After writing about how to mix purple paint, I got a lot of questions about what would happen if we mixed purple with black or purple with black. It seems many of us like to use purple paints in our artwork.
Mixing Purple Paint With Black
I have to say that I was super disappointed about mixing purple with black. I was thinking it would make a dark purple or deep purple color like plum, but no!
As soon as you added any black to the purple it got less vibrant and super dark, losing all the depth that purple usually has! And that was even just barely adding a couple of drops of black to bunch of purple paint.
As you know, adding black to purple makes it a shade, but it got so muddy and cloudy that it almost wound up looking like a tone (adding black AND white to the color).
If I am using purple I am wanting a pop of color, so this was not something I will be doing in the future!

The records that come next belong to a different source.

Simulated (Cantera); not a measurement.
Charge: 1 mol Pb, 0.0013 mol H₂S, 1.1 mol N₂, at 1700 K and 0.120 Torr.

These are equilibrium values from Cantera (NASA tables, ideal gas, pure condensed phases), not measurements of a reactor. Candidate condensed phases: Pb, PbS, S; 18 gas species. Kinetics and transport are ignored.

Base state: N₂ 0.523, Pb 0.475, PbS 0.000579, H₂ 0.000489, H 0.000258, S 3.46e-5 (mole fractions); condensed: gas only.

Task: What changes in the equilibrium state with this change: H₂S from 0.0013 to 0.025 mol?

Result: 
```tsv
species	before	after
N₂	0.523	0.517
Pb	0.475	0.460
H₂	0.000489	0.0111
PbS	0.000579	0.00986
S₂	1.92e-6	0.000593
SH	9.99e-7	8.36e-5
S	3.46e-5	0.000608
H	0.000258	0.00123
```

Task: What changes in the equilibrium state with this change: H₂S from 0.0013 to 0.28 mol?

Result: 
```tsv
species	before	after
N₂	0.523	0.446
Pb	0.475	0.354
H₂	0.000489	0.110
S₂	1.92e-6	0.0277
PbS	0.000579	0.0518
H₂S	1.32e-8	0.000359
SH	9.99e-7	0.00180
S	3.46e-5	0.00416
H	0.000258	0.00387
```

Additional Resource :: Mixing Purple With All The Colors of the Rainbow
Mixing Purple Paint With White
I have to say that I was WAY more enthusiastic about mixing purple with white!
When I added white, it kept the vibrancy that we like about purple and just seemed more like light purple. It didn’t become super pastel-y until you were mixing white with a little purple.
I would for sure feel comfortable about making lighter purple for a project, just by mixing some straight white in!
About This Test
Acrylic Paint Color Used: Eggplant
Types of Paint Used: Anita’s All Purpose Acrylic Paint (I got a whole bunch of these cheap at Hobby Lobby!)
True purple is a Secondary Color made up of half and half red and blue which are primary colors. Because I used a straight purple color, it did lighten down to lavender, but had I used a more red purple, we might have gotten more of a maroon or plum color when mixing them.
There are a million different colors of purple (think aubergine, maroon or plum) that you can make using various amounts of red, blue, even yellow or green!
Different Shades of Purple
In theory we could have gotten different shades of purple by adding varying amounts of black to purple, but the black just overwhelmed it altogether.
Magenta is the CYMYK version of purple … it is more fuchsia colored than what I think of as purple. According to color theory, Magenta is the true secondary “purple” color.
I feel like I sounded super grumpy at purple and black. I was really disappointed that even adding a couple of drops of black made it so darn dark! And this is why I do the experiments… so that I know what works when I am going to be doing real artwork in my journals!